Editorial from the June 1947 issue of the Socialist Standard
By its National Service Bill the Labour Government, abandoning the Labour Party’s long proclaimed objection to peace-time conscription, is continuing compulsory military service at least for several years. In the early part of 1939, when the Chamberlain government introduced the Military Training Act in order to prepare for the war that was seen to be likely, the Labour Party reaffirmed its “uncompromising opposition to conscription” and expressed its preference for the “voluntary system." Now the Labour Government, using precisely the same excuses, the failure of the voluntary recruiting campaign, the need to “maintain a reasonable state of preparedness in case we should be engaged in a future war” (Mr. Isaacs, Hansard, 31/3/47, column 1675) does exactly what it denounced the Chamberlain Government for doing. This has not been well received among members of the Labour Party, many of whom feel that something must be wrong with Labour Government policy that the detested expedient of conscription should be necessary. This uneasiness found expression in the refusal of a large number of Labour M.P.s to vote for the Bill while protesting their loyalty to the Labour Government and to its measures other than this one.

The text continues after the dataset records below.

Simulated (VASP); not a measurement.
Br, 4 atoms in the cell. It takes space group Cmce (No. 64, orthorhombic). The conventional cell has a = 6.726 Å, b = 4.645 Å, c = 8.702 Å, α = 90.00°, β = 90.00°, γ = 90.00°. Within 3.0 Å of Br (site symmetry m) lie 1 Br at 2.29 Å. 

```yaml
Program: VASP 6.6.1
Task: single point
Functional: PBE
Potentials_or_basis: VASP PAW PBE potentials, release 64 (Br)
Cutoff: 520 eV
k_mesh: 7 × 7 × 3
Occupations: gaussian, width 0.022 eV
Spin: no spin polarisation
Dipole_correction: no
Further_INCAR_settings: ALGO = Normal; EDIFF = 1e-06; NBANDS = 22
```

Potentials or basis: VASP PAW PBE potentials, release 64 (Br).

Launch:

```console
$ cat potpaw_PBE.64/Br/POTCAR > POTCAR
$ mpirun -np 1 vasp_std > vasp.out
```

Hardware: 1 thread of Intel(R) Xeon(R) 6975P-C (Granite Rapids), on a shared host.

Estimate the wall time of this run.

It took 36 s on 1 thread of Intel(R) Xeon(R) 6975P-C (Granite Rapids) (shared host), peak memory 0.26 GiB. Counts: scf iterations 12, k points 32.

Surprising as it may seem to those who do not think clearly the action of the "rebel” M.P.s is entirely illogical. They support Labour Government, but seek to escape responsibility for what all its supporters are committed to doing.
The Labour Government is in office to administer the capitalist system and its freedom of action is strictly limited by that responsibility. Capitalism necessarily involves entering into the struggle for world markets, and for the control of colonies and strategic points, and that struggle leads in the last resort to war. “The cause of war is the struggle of vast private interests for markets,” (Labour Party pamphlet “Labour’s Call to Youth,” 1933). It is true that the Labour Party cherished the illusion that it could find a conciliatory foreign policy that would avoid international tension and rivalry but capitalism pays no heed to the good intentions of its administrators. The Labour Government is committed to maintaining the British colonial empire and is waging a life and death struggle to secure a vast increase in British exports—with the loyal support of most of the M.P.s who draw back from providing the means of war through conscription.
In the pamphlet quoted above the Labour Party declared
“We do not believe that patriotism involves the retention of vast armed forces in order that we can parade our power before the world . . . We repudiate the methods of imperialism and exploitation, and shall earnestly seek the freedom of those nations now subjected to the tyranny of arrogant empire-building governments . . . The elimination of competition and a policy of friendly co-operation with other nations to secure a fair distribution of markets and room for the expansion of population will alone make war an obsolete instrument of human policy.”
They were deceiving themselves as the past 18 months of Labour government have shown. The only means of ending war is to end capitalism and introduce socialism.
Early in 1939 when the Labour Party was proclaiming its uncompromising opposition to the peace-time conscription that it is now imposing, the S.P.G.B. also issued a statement, “The Socialist and Conscription.” The following extract from that statement show how different is the attitude of the socialist and show, too, why it has never been necessary for the S.P.G.B. to change its attitude on the spurious plea that circumstances have changed.
“The opposition of the Socialist Party of Great Britain is not that of the Pacifists, though all thoughtful men and women will recognise the weight of the observation that 'not one evil that is professed to be avoided by war is greater than war itself.’ The pacifist—unless he seeks the overthrow of capitalism—is in the position of accepting the competitive social system which necessarily breeds bitter rivalries and of thinking at the same time that the rivalries can be settled by amicable discussion at the council table. Nor does the Socialist merely object to that form of compulsion known as conscription. There is little difference between the compulsion of the law which takes the conscript and the compulsion of unemployment which drives 'volunteers' to enlist. It has been truly said by a well-known advocate of conscription that 'nearly all our so-called volunteers for the Regular Army are hunger-conscripts'."
"The Socialist is opposed to conscription because he is opposed to the capitalist war for which the armed forces, whether volunteer, professional or conscript, are wanted.”
"The Socialist Party declares its opposition not only to conscription but to capitalist war and to capitalism itself.”